Project 4: The Multi-Line Address Parser

Build a sed tool that parses multi-line blocks using the hold space to extract structured sections.

Quick Reference

Attribute Value
Difficulty Level 4: Advanced
Time Estimate 15-25 hours
Main Programming Language sed (script file)
Alternative Programming Languages awk, Python, Perl
Coolness Level Level 5: Wizardry
Business Potential 2: Internal Automation
Prerequisites Prior sed projects, strong regex, control flow basics
Key Topics hold space, N, H, G, ranges, branching

1. Learning Objectives

By completing this project, you will:

  1. Use the hold space to accumulate and process multi-line blocks.
  2. Apply address ranges to select sections of a file.
  3. Build a block parser that extracts or rewrites multi-line records.
  4. Debug and reason about sed state across multiple cycles.

2. All Theory Needed (Per-Concept Breakdown)

2.1 Pattern Space, Hold Space, and Multi-Line Buffers

Fundamentals

sed is line-oriented by default, but the hold space allows you to carry state across lines. The pattern space holds the current line; the hold space is a persistent buffer. Commands like h, H, g, G, and x move data between them. The N command appends the next line to the pattern space, creating a multi-line buffer. This is the foundation for parsing blocks of text that span multiple lines, such as paragraphs, records, or sections.

The key mental shift is that multi-line buffers turn sed into a block processor. You must track what is in the pattern space at each step, especially when embedded newlines are present.

When you rely on ranges, you must remember that the range is inclusive. If you need exclusive behavior, you should explicitly delete or skip the boundary lines after they are matched.

Deep Dive into the Concept

Multi-line editing is the point where sed stops behaving like a simple line filter and starts behaving like a small virtual machine. The pattern space is still the active buffer, but it can now contain embedded newlines if you use N. Once you have multi-line pattern spaces, anchors like ^ and $ apply to the beginning and end of the whole pattern space, not each line. This changes how you write regex: you may need to match \n explicitly or use patterns like \n[^\n]* to target specific lines.

The hold space provides persistent state. h overwrites the hold space with the pattern space, H appends to it with a newline, g replaces the pattern space with the hold space, G appends hold space to pattern space, and x swaps them. These commands let you accumulate blocks over multiple cycles. For example, to capture a paragraph separated by blank lines, you can append each nonblank line to the hold space with H, and when you hit a blank line, you swap the hold space into the pattern space and process the full block.

One subtlety is that H always inserts a leading newline before appending. This can produce an empty first line if the hold space is empty. Many scripts handle this by special-casing the first line or trimming the leading newline with s/^\n//. Another subtlety is that the hold space persists across cycles, so if you do not explicitly clear it (h with an empty pattern space or x; s/.*//; x), you may accidentally mix blocks. The safest pattern is: clear hold space at block start, append lines, then consume and reset.

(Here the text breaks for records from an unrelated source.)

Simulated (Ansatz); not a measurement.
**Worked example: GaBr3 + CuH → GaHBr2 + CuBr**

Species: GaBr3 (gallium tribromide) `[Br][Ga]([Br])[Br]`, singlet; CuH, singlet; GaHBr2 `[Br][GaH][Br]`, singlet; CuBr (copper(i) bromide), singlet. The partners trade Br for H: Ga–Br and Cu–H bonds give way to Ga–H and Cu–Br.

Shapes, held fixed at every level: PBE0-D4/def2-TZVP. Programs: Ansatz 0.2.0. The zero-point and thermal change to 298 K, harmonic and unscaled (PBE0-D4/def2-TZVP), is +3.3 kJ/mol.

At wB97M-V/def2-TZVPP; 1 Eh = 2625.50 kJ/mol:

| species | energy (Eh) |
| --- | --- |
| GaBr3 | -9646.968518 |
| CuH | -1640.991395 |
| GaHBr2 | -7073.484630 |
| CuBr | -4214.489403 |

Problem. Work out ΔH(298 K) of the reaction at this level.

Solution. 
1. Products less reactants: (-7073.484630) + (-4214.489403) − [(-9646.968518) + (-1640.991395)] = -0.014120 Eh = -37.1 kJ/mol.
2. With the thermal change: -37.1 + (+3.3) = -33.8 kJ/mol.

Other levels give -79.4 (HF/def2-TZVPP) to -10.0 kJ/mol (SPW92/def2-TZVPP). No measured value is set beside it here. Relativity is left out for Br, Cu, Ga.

Multi-line processing has memory implications. Because the hold space can grow, scripts that accumulate large blocks can hit implementation limits. POSIX requires at least 8192 bytes for pattern and hold space; GNU sed allows more, but you should still design scripts that do not grow without bound. This project uses bounded blocks (paragraphs or sections) to keep memory predictable.

Another important detail is how d interacts with multi-line buffers. If you call d while the pattern space holds multiple lines, you discard the entire buffer and move to the next cycle, which can skip lines you intended to keep. This is why multi-line scripts often avoid d except at clearly defined boundaries. When you do need to discard, consider whether you should flush or reset the hold space first to avoid leaking state into the next block.

Multi-line scripts also benefit from explicit end-of-file handling. If your file ends without a blank line, your accumulator may never flush. A common pattern is to add a rule for the $ address that triggers the same output logic as a blank line. This keeps behavior deterministic and avoids losing the last record.

A related multi-line command is D, which deletes up to the first newline in the pattern space and restarts the cycle without reading a new line. This can be useful when you want to slide through a multi-line buffer one line at a time. It is advanced, but knowing it exists helps you reason about multi-line control flow.

How This Fits on Projects

This project is all about hold space and multi-line buffers. You will accumulate blocks delimited by blank lines and then extract fields from each block. This skill is foundational for Project 5’s file reversal pattern.

Definitions & Key Terms

  • Pattern space: Current working buffer.
  • Hold space: Persistent buffer across cycles.
  • N command: Append next line to pattern space.
  • H command: Append pattern space to hold space with newline.
  • G command: Append hold space to pattern space.
  • x command: Swap hold and pattern spaces.

Mental Model Diagram (ASCII)

Line -> pattern space
        | h/H
        v
      hold space (persists)
        ^ g/G/x

How It Works (Step-by-Step)

  1. Read a line into the pattern space.
  2. If line is part of a block, append to hold space (H).
  3. On block boundary, swap hold space into pattern space (g or x).
  4. Process the full block with regex and substitution.
  5. Clear hold space before starting the next block.

Minimal Concrete Example

# Join two lines and replace newline with a space
sed 'N; s/\n/ /' file.txt

Common Misconceptions

  • Misconception: Hold space resets each line.
    • Correction: Hold space persists until explicitly changed.
  • Misconception: N acts like n.
    • Correction: N appends; n replaces pattern space with next line.

Check-Your-Understanding Questions

  1. What is the difference between H and h?
  2. Why can H create a leading blank line?
  3. What does x do?

Check-Your-Understanding Answers

  1. H appends to hold space with a newline, h overwrites it.
  2. It inserts a newline before appending, even if hold space is empty.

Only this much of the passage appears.